The answer, I now think, is to spend the money -- while taking great care to ensure that it is spent well, not squandered -- and let the deficit be. By spending money well, Democrats can both improve Americans' lives and, more broadly, offer a demonstration of the benefits of good government. Deficit reduction, on the other hand, might just end up playing into the hands of the next irresponsible president."

While these statements by no means make Krugman a deficit hawk back in 2006, I don't think he's making a case for increasing deficits simply because the Democrats are in charge again. He's making a case for reallocating expenditures saved by fixing bad policy to more beneficial programs vs. using these reductions for deficit reduction. IOW, he advocates debt/GDP stabilization.

Unknown said...

P.S. Krugman (and Delong) still favor Pay-Go once we return to more normal economic conditions.

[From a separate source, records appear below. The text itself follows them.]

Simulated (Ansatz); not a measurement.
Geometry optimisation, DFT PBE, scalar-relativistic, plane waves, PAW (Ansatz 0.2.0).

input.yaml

The idea that we can somehow achieve some sort of major reductions in the deficit without serious economic consequences is far fetched, given our future entitlement obligations.

Debt stabilization is not.

Jeremy R. Shown said...

Strupp,

My point was that we weren't in a liquidity trap in 2006 and Krugman was OK with continuing (not increasing) deficit spending.

He said so explicitly. His approval was based on the spending being done for things of which he personally approved.

That strikes me more as political rather than economic analysis. If that is what Krugman is engaged in, that is perfectly fine. It just shouldn't be allowed to masquerade as a dispassionate assessment of the economic situation.

J. Strupp said...

I would agree, based on your blog post, that Krugman was O.K. with existing debt levels in 2006. But I think it's quite another thing to assume that he is (or was) a fan of deficits. His piece makes it very clear what he thinks should have been done in the late 90's and wasn't.

"His approval was based on the spending being done for things of which he personally approved."

Not the war in Iraq, not the 2003 tax cuts, not the existing health care plan in 2006. Krugman's approval was based in existing debt levels, not the composition of government spending at the time.

And I wouldn't say that Krugman has ever masqueraded as dispassionate regarding economic policy. He openly admits to being liberal. The question is whether that has defined his position on economics or the other way around.

Based on his work as an economist, I would say the latter but that's me.